Youngsters on stage
There's an old showbiz saying, 'don't perform with children or animals'. Because they'll eclipse you, is the thought.
But when all on stage are kids, it's a different dynamic altogether. As individuals and in the collective, whether they're doing poetry, monologues, singing or dancing, it's all about them becoming themselves. And showing themselves.
That's the sense that comes across at the annual finale show from Evelyn O'Sullivan's 'Drama Dynamics'. Now in her fourth year in Kilcullen encouraging, cajoling, lifting youngsters beyond what they might have believed themselves capable of.
In the Town Hall Theatre presentation they strutted their stuff in front of their proud parents. They took their certificates for completing the year, whether their first, second, or more, with a real pride of their own. And in the interval, before the youngest were taken home by their mums and dads, to leave the stage free for the older ones, many came up to Evelyn and gave her a kiss or a hug.
They were at the age when 'thank you' is a meaningful gesture, rather than mere words.
With around 70 youngsters involved at this stage of 'Drama Dynamics', aged from five to 14, Evelyn feels that there's a wrinkle etched around her eyes for each of them. "But I enjoy it. I want kids to be confident, I want them to be happy. That's my base, my ethos. After that, really, it's easy. You treat kids like they are people, and not like they're kids."
Looking back over the past four years, Evelyn reckons she has seen a 'huge' change in the children who came at the beginning. "You see the little ones who were shy now full of confidence. The ones who didn't want to come in are now naturals on the stage."
Evelyn is herself one of the 'new' Kilcullen people. And, given their ages, most of her pupils are children from the same 'incomer' people. But Evelyn is adamant that none of what has happened since she arrived could have happened without the 'old' village.

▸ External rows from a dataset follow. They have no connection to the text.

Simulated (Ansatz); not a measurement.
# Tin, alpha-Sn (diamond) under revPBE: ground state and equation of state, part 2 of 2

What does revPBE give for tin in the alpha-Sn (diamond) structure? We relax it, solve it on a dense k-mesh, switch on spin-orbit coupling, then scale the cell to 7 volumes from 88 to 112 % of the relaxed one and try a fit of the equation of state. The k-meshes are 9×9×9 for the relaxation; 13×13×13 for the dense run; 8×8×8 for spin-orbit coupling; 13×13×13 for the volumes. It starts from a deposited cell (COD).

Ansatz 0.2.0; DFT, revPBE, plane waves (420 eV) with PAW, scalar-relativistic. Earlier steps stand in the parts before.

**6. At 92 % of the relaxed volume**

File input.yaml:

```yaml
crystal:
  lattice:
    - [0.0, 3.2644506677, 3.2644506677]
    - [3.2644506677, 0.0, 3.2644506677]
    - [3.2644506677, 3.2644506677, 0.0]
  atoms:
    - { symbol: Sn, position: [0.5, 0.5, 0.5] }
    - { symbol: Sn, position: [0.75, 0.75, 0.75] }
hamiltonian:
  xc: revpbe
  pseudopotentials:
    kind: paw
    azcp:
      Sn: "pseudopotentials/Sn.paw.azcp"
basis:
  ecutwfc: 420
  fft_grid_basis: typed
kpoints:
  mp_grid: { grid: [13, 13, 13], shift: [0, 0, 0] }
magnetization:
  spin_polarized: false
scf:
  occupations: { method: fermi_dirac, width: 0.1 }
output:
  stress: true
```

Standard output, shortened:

"Look at the facilities we came in to," she says. "This theatre, for instance. And the community and the goodwill that's behind it. Kilcullen is such a 'giving' place, it has made my life much easier, and it has certainly helped us to grow."
But that a village that was actually declining in population just 12 years ago is now in acceleration mode, even in a national recession, is not only due to its past and those who dreamed of its future. It is thanks to those who are already making tomorrow happen.
"We're all growing together here," Evelyn says.
Brian Byrne.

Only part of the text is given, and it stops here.